Government agency sources, correspondence with POW/MIA families, published
sources, interviews. Updated by the P.O.W. NETWORK in 2009.
Other Personnel in Incident: Jerry L. Chambers; Calvin C. Glover; John Q.
Adam; William H. Mason; William T. McPhail; Thomas B. Mitchell; Gary Pate;
Melvin D. Rash (all missing)
REMARKS: CONTACT LOST - NFI
SYNOPSIS: The Lockheed C130 Hercules aircraft was a multi-purpose propeller
driven aircraft, and was used as transport, tanker, gunship, drone
controller, airborne battlefield command and control center, weather
reconnaissance craft, electronic reconnaissance platform; search, rescue and
recovery craft.
In the hands of the "trash haulers", as the crews of Tactical Air Command
transports styled themselves, the C130 proved the most valuable airlift
instrument in the Southeast Asia conflict, so valuable that Gen. William
Momyer, 7th Air Force commander, refused for a time to let them land at Khe
Sanh where the airstrip was under fire from NVA troops surrounding that
base.
Just following the Marine Corps operation Pegasus/Lam Son 207 in mid-April
1968, to relieve the siege of Khe Sanh, Operation Scotland II began in the
Khe Sanh area, more or less as a continuation of this support effort. The
C130 was critical in resupplying this area, and when the C130 couldn't land,
dropped its payload by means of parachute drop.
One of the bases from which the C130 flew was Ubon, located in northeast
Thailand. C130 crews from this base crossed Laos to their objective
location. One such crew was comprised of LtCol. William H. Mason and Capt.
Thomas B. Mitchell, pilots; Capt. William T. McPhail, Maj. Jerry L.
Chambers [SEE NOTE BELOW], SA Gary Pate, SSgt. Calvin C. Glover, AM1 Thomas
E. Knebel, and AM1 John Q. Adam, crew members.
On May 22, 1968, this crew departed Ubon on an operational mission in a
C130A carrying one passenger - AM1 Thomas E. Knebel. Radio contact was lost
while the aircraft was over Savannakhet Province, Laos near the city of
Muong Nong, (suggesting that its target area may have been near the DMZ -
Khe Sanh). When the aircraft did not return to friendly control, the crew
was declared Missing In Action from the time of estimated fuel exhaustion.
There was no further word of the aircraft or its crew.
The nine members of the crew are among nearly 600 Americans who disappeared
in Laos. Many are known to have been alive on the ground following their
shoot downs. Although the Pathet Lao publicly stated on several occasions
that they held "tens of tens" of American prisoners, not one American held
in Laos has ever been released. Laos did not participate in the Paris Peace
accords ending American involvment in the war in 1973, and no treaty has
ever been signed that would free the Americans held in Laos, and not one of
them has returned home.
William Mason was a 1946 graduate of West Point. Thomas Mitchell was a 1963
graduate of the Air Force Academy.
=========================
Date: Fri, 15 Aug 2003 19:25:05 -0700
From:  (Chris Chambers)
There is some information incorrect in this posting. LTC, then Major
Chambers was the passanger. LTC. Jerry L Chambers was a FAC assigned to the
23rd TASS at NAKOM PHANOM. During this flight he ws present as an observer.

======================

September 21, 2009

Crash site yields evidence of Mountain Home airman's fate

FRANK WALLIS
Bulletin Staff Writer

The discovery and excavation of a Vietnam-era USAF C-130 crash site in Laos has yielded the remains of five known crewmates of USAF Chief Master Sgt. Thomas E. Knebel of Mountain Home and some peace of mind for the fallen sergeant's mother and two sisters.

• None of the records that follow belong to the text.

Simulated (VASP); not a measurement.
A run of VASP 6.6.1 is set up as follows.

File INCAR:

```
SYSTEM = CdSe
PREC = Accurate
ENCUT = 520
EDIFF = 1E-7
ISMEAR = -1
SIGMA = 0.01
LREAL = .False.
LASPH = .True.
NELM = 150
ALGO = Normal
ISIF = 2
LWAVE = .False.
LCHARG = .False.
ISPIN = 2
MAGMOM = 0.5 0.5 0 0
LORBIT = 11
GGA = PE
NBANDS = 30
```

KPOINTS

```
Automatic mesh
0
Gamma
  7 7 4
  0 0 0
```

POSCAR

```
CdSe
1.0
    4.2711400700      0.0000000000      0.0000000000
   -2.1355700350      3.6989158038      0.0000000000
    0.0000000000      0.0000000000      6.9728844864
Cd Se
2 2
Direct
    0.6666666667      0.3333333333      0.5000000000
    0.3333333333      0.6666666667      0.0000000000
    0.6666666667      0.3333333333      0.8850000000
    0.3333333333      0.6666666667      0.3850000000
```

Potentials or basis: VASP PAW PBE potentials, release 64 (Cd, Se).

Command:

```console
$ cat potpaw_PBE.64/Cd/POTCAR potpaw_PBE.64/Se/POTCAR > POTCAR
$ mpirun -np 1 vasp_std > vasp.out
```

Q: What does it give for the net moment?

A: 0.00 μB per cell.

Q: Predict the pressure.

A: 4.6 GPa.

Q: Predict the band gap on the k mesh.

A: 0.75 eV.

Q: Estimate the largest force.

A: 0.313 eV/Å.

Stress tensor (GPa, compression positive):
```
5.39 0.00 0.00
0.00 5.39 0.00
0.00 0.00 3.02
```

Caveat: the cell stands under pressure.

Sgt. Knebel's mother, Randi Knebel, 83, recently received two large bound volumes from the Department of Defense's Joint POW/MIA Accounting Command containing written and photographic documents that show and describe work at the crash site.

Although no human remains were found to positively identify Sgt. Knebel and three other crewmates believed among the dead, the crash site and a single marble taken from it are the clearest evidence yet of Sgt. Knebel's likely fate on May 22, 1968. That and the promise of a memorial service honoring the plane's crew in Washington, D.C., next year is enough to give Mrs. Knebel a sense of resolution regarding the son she has missed for more than 40 years.

"I never believed he was dead," Mrs. Knebel said. "I always expected him to walk in the door someday."

Sgt. Knebel's sister, Mona, was in the fifth grade in 1968 when an USAF car rolled up to the Knebel home and truck farm near Lakeview.

The news that Thomas was missing in action was difficult for the sergeant's father, the late Leo Knebel, who died in 1993.

"Mom was at work at the lab (Baxter Healthcare). I remember Dad asked them if they would come back and tell mother because he didn't think he could," Mona said.

That day began long, difficult days for the Knebels — days that turned into weeks and months and years with no word about Tommy.

"I saw mom's heart broken over and over again as POWs came home and Tommy wasn't with them," Mona said.

Sister Carol Eberhardt was a high school junior when news of her brother's MIA status came. She says she had been relatively certain for years that her brother was dead. Thursday she said she had hoped for clear evidence that her brother had been on the plane. The single marble was an important find, she said.

As a boy, Tommy Knebel enjoyed marbles. Mona said he played with marbles and carried them like many boys did in the 1950s and '60s, and his affinity for marbles continued as he became an airman.

Mona said she was still at an age to romp and play and ride on her big brother's back when he came home on leave from the Air Force. She recalled that the 20-year-old sergeant carried marbles in his pockets when he was home at leave for Christmas, 1967.

Losing a brother at such a young age to a war that Carol would not discuss on Thursday has created some lingering philosophical issues for the elder sister.

"When I look back on it, it seemed like Tommy was so old," Carol said. "He was 20."

"I wonder how many young people's lives were cut short; the brilliant young people we lost and what they might have become?" Carol asks. "He loved airplanes. He could have been a pilot. Maybe he could have landed that plane on the Hudson and saved all those passengers."

Since the conclusion of the excavation and subsequent news stories, Mona and her mother have received correspondence from strangers that has touched them in ways they did not anticipate.

Soon after the first news accounts of the investigation's findings were published, Mrs. Knebel received a letter from Liz Barone of Sherwood, the wife of a C-130 pilot.

"Thanks for your bravery, service and sacrifice of your son, Thomas," Barone wrote. "I will never begin to fully understand the depth of your loss. As a mother and wife of a C-130 pilot who has just returned from Afganistan, I hope and pray this in some way brings you peace."

In a letter to Mona, retired USAF Msgt. William Bradley of Little Rock writes:

"I have worn an MIA bracelet for a lot of years with your brother's name on it: CMS Thomas E. Knebel.

"I did not know your brother, but I was stationed in Okinawa at the time in a C-130 Hercules wing. My hope is this will let his family find closure. May God rest his soul.

"Please find enclosed the MIA bracelet.

"We know where he is now."

Signed: William G. Bradley.

Said Mona: "America is full of good people of kindred spirit. It means a lot."